How to force a thread to stop
Paul Rubin
http
Wed Jul 26 19:17:31 EDT 2006
bryanjugglercryptographer at yahoo.com writes:
> > Have you looked at POSH yet? http://poshmodule.sf.net
>
> Paul, have you used POSH? Does it work well? Any major gotchas?
I haven't used it. I've been wanting to try. I've heard it works ok
in Linux but I've heard of problems with it under Solaris.
Now that I understand what the OP is trying to do, I think POSH is
overkill, and just using pipes or sockets is fine. If he really wants
to use shared memory, hmmm, there used to be an shm module at
http://mambo.peabody.jhu.edu/omr/omi/source/shm_source/shm.html
but that site now hangs (and it's not on archive.org), and Python's
built-in mmap module doesn't support any type of locks.

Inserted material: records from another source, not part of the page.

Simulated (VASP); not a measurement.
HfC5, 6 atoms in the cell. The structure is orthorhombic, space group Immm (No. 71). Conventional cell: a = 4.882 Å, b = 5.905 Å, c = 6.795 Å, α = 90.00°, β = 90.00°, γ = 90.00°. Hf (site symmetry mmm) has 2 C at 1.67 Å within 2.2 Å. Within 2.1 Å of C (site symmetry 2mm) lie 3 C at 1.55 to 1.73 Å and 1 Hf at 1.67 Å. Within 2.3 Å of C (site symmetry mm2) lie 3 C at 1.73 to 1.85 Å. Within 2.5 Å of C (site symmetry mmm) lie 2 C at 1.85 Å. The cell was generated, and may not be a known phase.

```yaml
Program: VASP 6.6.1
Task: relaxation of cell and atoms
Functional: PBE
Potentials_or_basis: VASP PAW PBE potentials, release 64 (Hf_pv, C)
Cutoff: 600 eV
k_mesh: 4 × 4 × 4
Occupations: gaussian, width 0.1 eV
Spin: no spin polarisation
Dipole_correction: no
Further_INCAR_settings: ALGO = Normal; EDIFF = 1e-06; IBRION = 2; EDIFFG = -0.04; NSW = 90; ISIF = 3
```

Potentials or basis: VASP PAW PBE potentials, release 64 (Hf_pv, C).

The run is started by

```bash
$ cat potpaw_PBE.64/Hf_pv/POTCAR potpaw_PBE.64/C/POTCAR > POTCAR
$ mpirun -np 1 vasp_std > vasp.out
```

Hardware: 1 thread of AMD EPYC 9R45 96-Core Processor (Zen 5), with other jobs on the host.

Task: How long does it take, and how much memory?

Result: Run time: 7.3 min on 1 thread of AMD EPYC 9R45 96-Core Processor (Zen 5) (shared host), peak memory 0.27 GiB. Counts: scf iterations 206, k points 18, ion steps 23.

I downloaded the above shm module quite a while ago, so if I can find
it I might upload it to my own site. It was a straightforward
interface to the Sys V shm calls (also *nix-only, I guess). I guess
he also could use mmap with no locks, but with separate memory regions
for reading and writing in each subprocess, using polling loops. I
sort of remember Apache's mod_mmap doing something like that if it has
to.
To really go off the deep end, there are a few different MPI libraries
with Python interfaces.
> I looked at the paper... well, not all 200+ pages, but I checked
> how they handle a couple parts that I thought hard and they
> seem to have good ideas.
200 pages?? The paper I read was fairly short, and I looked at the
code (not too carefully) and it seemed fairly straightforward. Maybe
I missed something, or am not remembering; it's been a while.
> I didn't find the SourceForge project
> so promising. The status is alpha, the ToDo's are a little scary,
> and project looks stalled. Also it's *nix only.
Yeah, using it for anything serious would involve being willing to fix
problems with it as they came up. But I think the delicate parts of
it are parts that aren't that important, so I'd just avoid using
those.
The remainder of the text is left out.